The decompressor: part 2

Your decompressor is already able to handle a subset of the Zstandard file format. However, it does not yet take advantage of the most efficient compression techniques used by the standard.

Zstandard utilizes two efficient compressors: Huffman codes and FSE.

  • Huffman codes are used to encode byte-oriented sequences with \(2^8\) possible output symbols. These codes are employed in the literals section, which consists of portions of data to be copied to the output stream during decompression.
  • FSE codes are used to encode data with a smaller number of output symbols. They are used for instructions that guide the overall decoding process, known as sequences, as well as coefficients used to initialize the Huffman decoder.

💡 Ensure you understand fully the Huffman and FSE examples, and that you obtain the same result while decoding the bit strings by hand.

Huffman code

The Huffman code is a prefix code. Bits are read one-by-one. Either the current sequence of bits designates a symbol to add to the output (for example a byte), or it is incomplete and more bits need to be read. Most frequent symbols get assigned shorter bit sequences, while less frequent symbols get assigned longer bit sequences. Once a symbol has been decoded, the decoder restarts from scratch and handles the next input bits.

Of course, no bit sequence for a symbol may correspond to the prefix of another bit sequence.
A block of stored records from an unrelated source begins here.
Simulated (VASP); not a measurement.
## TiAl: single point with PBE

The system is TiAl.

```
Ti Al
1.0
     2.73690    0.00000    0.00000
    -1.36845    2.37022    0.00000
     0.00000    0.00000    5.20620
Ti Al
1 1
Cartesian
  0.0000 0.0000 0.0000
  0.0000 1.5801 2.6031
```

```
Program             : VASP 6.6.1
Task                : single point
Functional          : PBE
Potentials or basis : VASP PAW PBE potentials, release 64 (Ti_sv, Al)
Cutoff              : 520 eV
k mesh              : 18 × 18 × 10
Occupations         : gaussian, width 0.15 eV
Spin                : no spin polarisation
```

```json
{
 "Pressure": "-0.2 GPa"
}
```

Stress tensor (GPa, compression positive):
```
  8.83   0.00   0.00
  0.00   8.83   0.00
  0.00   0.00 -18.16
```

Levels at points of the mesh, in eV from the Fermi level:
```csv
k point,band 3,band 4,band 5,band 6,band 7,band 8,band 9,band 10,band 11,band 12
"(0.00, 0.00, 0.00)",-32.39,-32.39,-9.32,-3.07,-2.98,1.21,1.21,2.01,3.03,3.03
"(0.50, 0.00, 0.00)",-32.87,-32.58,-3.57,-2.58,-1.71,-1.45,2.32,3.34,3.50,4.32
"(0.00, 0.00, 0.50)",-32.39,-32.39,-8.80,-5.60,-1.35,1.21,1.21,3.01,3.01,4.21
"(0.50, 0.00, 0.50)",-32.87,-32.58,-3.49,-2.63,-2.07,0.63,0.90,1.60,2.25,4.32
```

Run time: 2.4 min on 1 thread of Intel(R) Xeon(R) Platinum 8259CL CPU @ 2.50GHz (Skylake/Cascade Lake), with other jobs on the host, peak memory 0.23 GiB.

Practical Huffman code example

For example, if we only had 3 symbols A, B and C in our ouput, and B is more frequent than A and C, Huffman coding could use a dictionary such as:

Input bitsOutput symbol
00A
01C
1B

The input bit sequence 10010111 would get parsed as 1_00_1_01_1_1 and decoded as BABCBB. 8 input bits decode as 6 output symbols, taking approximately 1.33 bit by symbol.

Note that while B is represented as a single 1, all other bit sequences start with 0. No ambiguity can arise while adding bits as needed. The table can be represented as a prefix tree:

Huffman tree representation

In Zstandard, longer prefixes start with zeroes and shorter prefixes with ones. Also, for the same prefix width, symbols are ordered, which is why A uses 00 because it comes before C at 01.

FSE code

While the Huffman decoders starts from scratch once a symbol has been emitted, a FSE (finite-state entropy) decoder keeps an internal state. Upon entering a state, the decoder emits an output symbol, then reads a number of input bits to switch to another state, and so on. States are consecutively numbered starting from 0. Each state contains three pieces of information:

  • the output symbol to emit
  • the number of bits to read to determine the next state
  • the base line (a number) to add to the number read from the new bits to get the new state number

A FSE code has an accuracy log (AL) which represents the base 2 logarithm of the number of states. For example, a FSE decoder with 32 states will have an AL of 5, because \(2^5\) is 32. The AL is also the number of bits to read to determine the initial state.

Practical FSE example

Let us assume that we have a FSE table with 4 states. The accuracy log (AL) is 2.

StateOutput symbolBase line (BL)Number of bits to read
0A10
1D21
2B01
3A21

Let us decode the 1110000101 bit sequence (11_1_0_0_0_0_1_0_1 for clarity of this example). AL bits are read from the string, giving 11. The initial state is 3 (0b11):

  • Entering state 3 outputs symbol A. 1 bit (1) is added to the BL 2: new state is (0b1 + 2)
  • Entering state 3 outputs symbol A. 1 bit (0) is added to the BL 2: new state is 2 (0b0 + 2).
  • Entering state 2 outputs symbol B. 1 bit (0) is added to the BL 0: new state is 0 (0b0 + 0).
  • Entering state 0 outputs symbol A. 0 bits are read, the new state is the BL 1: new state is 1.
  • Entering state 1 outputs symbol D. 1 bit (0) is added to the BL 2: new state is 2 (0b0 + 2).
  • Entering state 2 outputs symbol B. 1 bit (0) is added to the BL 0: new state is 0 (0b0 + 0).
  • Entering state 0 outputs symbol A. 0 bits are read, the new state is the BL: new state is 1.
  • Entering state 1 outputs symbol D. 1 bit (1) is added to the BL 2: new state is 3 (0b1 + 2).
  • Entering state 3 outputs symbol A. 1 bit (0) is added to the BL 2: new state is 2 (0b0 + 2).
  • Entering state 2 outputs symbol B. 1 bit (1) is added to the BL 0: new state is 1 (0b1 + 0).
  • Entering state 1 outputs symbol D. No 1 bit is available, stopping

The decoded symbol sequence is AABADBADABD. One may note that:

  • One state may encode more than one output symbols, since the number of bits to read to get to the following state may be 0.
  • Contrary to a Huffman code, some symbols need less than one bit in the compressed representation. Indeed, here we have a 10 bits input string decoding into a 11 symbols output, that is approximately 0.9 bit per symbol.
  • Several states may encode the same symbol (states 0 and 3 both emit A).